Tuesday, December 27, 2016

REFRESHING MEMORIES



A Facebook friend with whom I have occasional messages surprised me one time when she asked me during one of our lighthearted correspondence if I had remembered too that I was once her boyfriend.  “Of course!” was my chuckling reply in my private messenger box, a little bit embarrassed, in fact it was what I remembered when, upon seeing for the first time her name, a friend-request did I reluctantly send.

And as we exchanged giggling messages further, we couldn’t help but remember our past innocent times.  Those were the instances when we were flirting with disaster after we both violated petty house ‘crimes.’  Like, despite limited finances and strict parents, still, we managed to be present in every barrio evening disco.  Sneaking with our hidden clothes that were “something old, something new, something borrowed, something blue.”

Sometimes it’s good to be refreshed with memories of the youth, for we learn life’s valuable lessons therefrom.  Its recklessness and vanity helped George Bernard Shaw make his conclusion, “Youth is wasted on the young.”

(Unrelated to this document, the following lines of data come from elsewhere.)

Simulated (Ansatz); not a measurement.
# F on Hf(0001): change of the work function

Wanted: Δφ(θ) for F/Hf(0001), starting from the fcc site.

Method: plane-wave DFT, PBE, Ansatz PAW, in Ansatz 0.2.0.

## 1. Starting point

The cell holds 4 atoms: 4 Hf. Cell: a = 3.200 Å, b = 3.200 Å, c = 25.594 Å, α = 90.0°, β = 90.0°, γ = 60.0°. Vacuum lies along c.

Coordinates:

A few weeks ago, I had been reminded once again of my precipitous youth on my way back here to Iloilo from Molino, Cavite, via RORO bus service.  That was my first time in ten years to take RORO, and if you ask me why I did it, just recall what Old Bill told Older Bush, “It’s the economy, stupid!”

Boredom would have struck me to death but great thanks to a young maiden who happened to travel with me along with her kid sister who loved to smile, sleep and think.  I’d only call her “Charm” here for lack of authority to reveal her true name, and also because I was charmed by her stories while gazing at her face so prettier than pink.

There I remembered my youth as I spent all of my time with them to the envy of young male co-passengers since I acted as their companion if not their guardian or father.  I had to watch my words and my conduct they being a stranger, that to people around we would not appear like a predator and a prey so I had to do things decently and in order (I Cor. 14:40).

And I remembered my six-year-old daughter, some few years from now she would grow up like her.  And it is my prayer that God wouldn’t let my young Rahab tread upon the path I took as a teener.

But rather, she may revere Him like a true servant who fears her Master truly, and live a life like what Apostle Paul charged to Timothy:  “Let no man despise thy youth; but be thou an example of the believers, in word, in conversation, in charity, in spirit, in faith, in purity” (1 Tim. 4:12).